Almost eight years of President Bush have “made matters worse for Israel” — that’s how the Democrats intend to make their case to Jewish voters.
This was the message from the speaker of the U.S. House of Representatives, Nancy Pelosi, in an exclusive interview May 20 with JTA, just hours after her return from Israel. She made clear in the bluntest of terms the Democratic Party’s strategy when it comes to making Israel a campaign issue: Bring it on.
Pelosi said the two pre-eminent topics raised by Israeli leaders during her trip to mark the Jewish state’s 60th anniversary were the twin threats of Iran and Hamas.
“I would say on two of the major concerns — manifestations of concern in Israel — the threat of Hamas and the threat of Iran developing a weapon of mass destruction, that the administration has made matters worse,” she said.
“It was extraordinary that the United States would urge Israel to accept an election in which a terrorist organization would participate,” Pelosi said of the Bush administration’s push for the 2006 Palestinian legislative elections, which ended up bringing Hamas to power in the Gaza Strip.
“On the issue of the existential threat of the issue of Iran’s development of weapons of mass destruction, I believe that 7 1/2 years could have been used better to have a more robust diplomacy with sanctions related to economics, to culture — to every aspect of the political relationships as well.”
Republicans hope to peel off traditional Jewish community support for Democrats by pointing out the sharp differences on Iran between the two parties’ likely candidates, Sen. Barack Obama (D-Ill.) and Sen. John McCain (R-Ariz.).

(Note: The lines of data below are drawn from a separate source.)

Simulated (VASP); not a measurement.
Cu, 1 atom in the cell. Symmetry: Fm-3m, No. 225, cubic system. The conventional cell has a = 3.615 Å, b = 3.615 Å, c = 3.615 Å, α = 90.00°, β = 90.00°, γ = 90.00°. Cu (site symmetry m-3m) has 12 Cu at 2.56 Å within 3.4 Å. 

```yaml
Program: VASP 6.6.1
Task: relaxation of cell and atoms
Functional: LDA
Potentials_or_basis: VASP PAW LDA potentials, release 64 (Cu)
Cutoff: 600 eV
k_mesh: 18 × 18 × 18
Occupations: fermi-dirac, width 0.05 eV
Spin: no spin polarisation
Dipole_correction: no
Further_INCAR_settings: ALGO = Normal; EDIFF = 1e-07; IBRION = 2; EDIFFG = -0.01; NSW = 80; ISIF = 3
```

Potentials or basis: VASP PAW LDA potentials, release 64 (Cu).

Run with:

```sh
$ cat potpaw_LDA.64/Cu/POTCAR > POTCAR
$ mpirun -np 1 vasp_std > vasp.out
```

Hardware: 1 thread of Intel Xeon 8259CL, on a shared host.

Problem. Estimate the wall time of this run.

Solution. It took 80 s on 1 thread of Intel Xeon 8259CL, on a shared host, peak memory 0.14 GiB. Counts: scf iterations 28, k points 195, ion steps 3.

On May 22, the same day Obama spoke at a Boca Raton synagogue, the Republican Jewish Coalition ran ads in three major Florida newspapers questioning his policies, particularly on Iran.
Obama countenances tough diplomacy, possibly including meetings with Tehran’s leadership, to keep Iran from developing a nuclear weapon.
McCain says such meetings undermine U.S. prestige as long as Iran backs terrorism, develops a nuclear weapons program and wishes for Israel’s extinction. Instead, he advocates isolation.
Rep. Eric Cantor (R-Va.), the sole Republican Jewish member of the U.S. House of Representatives and his party’s deputy whip, said Pelosi was “living in another world” if she believed Bush’s policies had harmed Israel.
“There is near unanimity in those who are interested in the U.S.- Israel relationship that this has been the best president Israel has had in the White House,” Cantor told JTA. “I don’t think you hear a foreign policy speech by this White House and this administration that doesn’t mention Iran.”
Most influential pro-Israel organizations in Washington indeed have welcomed the administration’s posture toward Iran and given it high marks for rallying world support for sanctions over the past few years.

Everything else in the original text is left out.